“We are very concerned that the agency’s systems will not be protected against another attack.” So concludes the latest audit of the Office of Personnel Management by the U.S. Office of Personnel Management, Office of the Inspector General, Office of Audits.
There is little good news for OPM in this report. They appear to be trying to repair the holes in their network by modernizing it and purchasing some new software, but this modernization project is expected to take at least 5 years. Unfortunately, such prevention plans seem to be based on modes of attack that are currently making the rounds. In 5 years, there will likely be modes of attack that no one can even conceive of now.
The biggest problem seems to be OPM’s dependence on software to solve its problems. As the report points out, “OPM’s production environment contains severely out-of-date and unsupported software and operating platforms. This means that the vendor no longer provides patches, security fixes, or updates for the software.” You really can’t expose your network to exploits more than this.
In OPM’s defense, they must have one of the most complex networks on earth to manage. They are not only connected to other government departments and contractors, but they probably allow millions to access their data through endpoints such as smartphones, tablets, and personal computers. If you want to have sleepless nights, you could do no better than by being part of the OPM security team.
In fact, the major breach discovered last April that exposed millions of records was launched through a contractor, KeyPoint Government Solutions. The attackers stole their credentials and used them to penetrate the OPM network. How this attack actually occurred has never been divulged. However, you’d probably get good odds on it being some sort of spearphishing exploit.

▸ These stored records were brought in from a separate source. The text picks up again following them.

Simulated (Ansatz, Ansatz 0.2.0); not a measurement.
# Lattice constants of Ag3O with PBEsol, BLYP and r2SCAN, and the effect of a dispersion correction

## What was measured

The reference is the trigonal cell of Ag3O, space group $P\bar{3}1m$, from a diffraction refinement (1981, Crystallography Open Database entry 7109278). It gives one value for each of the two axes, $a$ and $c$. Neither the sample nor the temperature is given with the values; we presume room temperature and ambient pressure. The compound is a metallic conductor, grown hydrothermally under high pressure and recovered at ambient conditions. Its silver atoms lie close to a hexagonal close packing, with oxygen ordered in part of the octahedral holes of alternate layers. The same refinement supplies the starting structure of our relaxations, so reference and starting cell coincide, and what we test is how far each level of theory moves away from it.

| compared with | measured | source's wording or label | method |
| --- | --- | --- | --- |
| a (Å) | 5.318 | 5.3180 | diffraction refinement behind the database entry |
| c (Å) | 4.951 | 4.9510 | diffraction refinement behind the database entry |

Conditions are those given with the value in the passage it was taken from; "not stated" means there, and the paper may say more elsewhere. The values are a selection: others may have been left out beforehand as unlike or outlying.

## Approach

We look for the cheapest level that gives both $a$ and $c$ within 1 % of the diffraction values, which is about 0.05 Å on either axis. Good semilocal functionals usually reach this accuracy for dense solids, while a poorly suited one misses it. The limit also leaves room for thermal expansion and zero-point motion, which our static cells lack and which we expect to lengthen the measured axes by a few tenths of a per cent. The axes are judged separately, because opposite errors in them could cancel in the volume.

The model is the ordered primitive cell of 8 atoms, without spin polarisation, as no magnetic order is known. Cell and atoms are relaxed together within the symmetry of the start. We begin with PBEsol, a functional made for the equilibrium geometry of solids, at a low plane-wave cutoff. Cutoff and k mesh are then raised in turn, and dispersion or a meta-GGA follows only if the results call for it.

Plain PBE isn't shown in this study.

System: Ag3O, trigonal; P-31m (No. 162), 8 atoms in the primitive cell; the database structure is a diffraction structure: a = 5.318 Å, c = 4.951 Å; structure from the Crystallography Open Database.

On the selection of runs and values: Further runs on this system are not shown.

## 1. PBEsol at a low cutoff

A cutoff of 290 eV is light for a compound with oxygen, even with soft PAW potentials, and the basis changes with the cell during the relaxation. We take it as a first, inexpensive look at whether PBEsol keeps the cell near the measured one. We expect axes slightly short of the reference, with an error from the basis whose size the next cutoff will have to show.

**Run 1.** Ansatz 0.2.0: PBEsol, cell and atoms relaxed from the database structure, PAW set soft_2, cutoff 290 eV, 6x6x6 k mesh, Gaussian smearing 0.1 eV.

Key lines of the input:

The audit report paints a picture of an agency completely baffled by its own security infrastructure. Here are a few key quotes from the report.
“We determined that only 20 out of 29 systems operated by OPM were subject to adequate security control continuous monitoring activity in FY 2015, and only 10 of the 17 systems operated by a contractor were subject to an adequate annual security control testing exercise.”
“It is irresponsible to allow information systems to operate indefinitely without subjecting them to a thorough security controls assessment, as OPM is doing.”
“Failure to maintain an accurate IT inventory undermines all attempts at securing OPM’s information systems.”
“We have concerns that OPM is not remediating known vulnerabilities in a timely manner.”
“OPM’s lack of comprehensive inventory makes it impossible for us or the OCIO to determine how many servers are not receiving timely patches.”
One key aspect of the report focuses on the use, or non-use, of PIV (Personal Identity Verification) used by the agency. Government employees who want to use the network must have a smartcard which contains specific verifying information. Although 97% of the laptops OPM bought for their agencies require such two-factor authentication, it was found that “throughout FY 2015 there were no controls enforced that require two-factor authentication to connect other devices to the network. In addition, none of OPM’s 46 major applications enforced PIV authentication.” If this means that such devices as smartphones, which are not mechanically constructed to take smartcards, are allowed to access the government network, then the system is wide open for attacks.
The endpoint weakness seems to be true. The report emphasizes that “over the past several years, the agency has procured a variety of tools to help automate efforts to secure the OPM network. However, our audit determined that all of these tools are not being utilized to their fullest capacity, as the agency was having difficulty implementing and enforcing the new controls on all endpoints of the decentralized network.” The agency may want to consider a simpler and more all-encompassing hardware solution that would work with all current operating systems rather than trying to continuously implement, upgrade, and patch numerous software applications that are doing nothing more than exposing the network to attackers via their own vulnerabilities.
There are other problems as well. The report alleges that “OPM cannot effectively track the performance of Cloud Service Providers.” They point out that “only 65 percent of employees identified as having significant security responsibilities have completed special IT training.” And, moreover, they complain that OPM only implemented 13 of the 29 recommendations they made in their last audit (2014); a situation they see as worsening in the year to come.
In short, anyone reading this report would not be surprised to see OPM breached again. The only thing that may stop such a breach is that the attackers may have gotten everything they needed the first time around. However, OPM could still be used as a platform from which to attack other government agencies. The future for attackers is unlimited.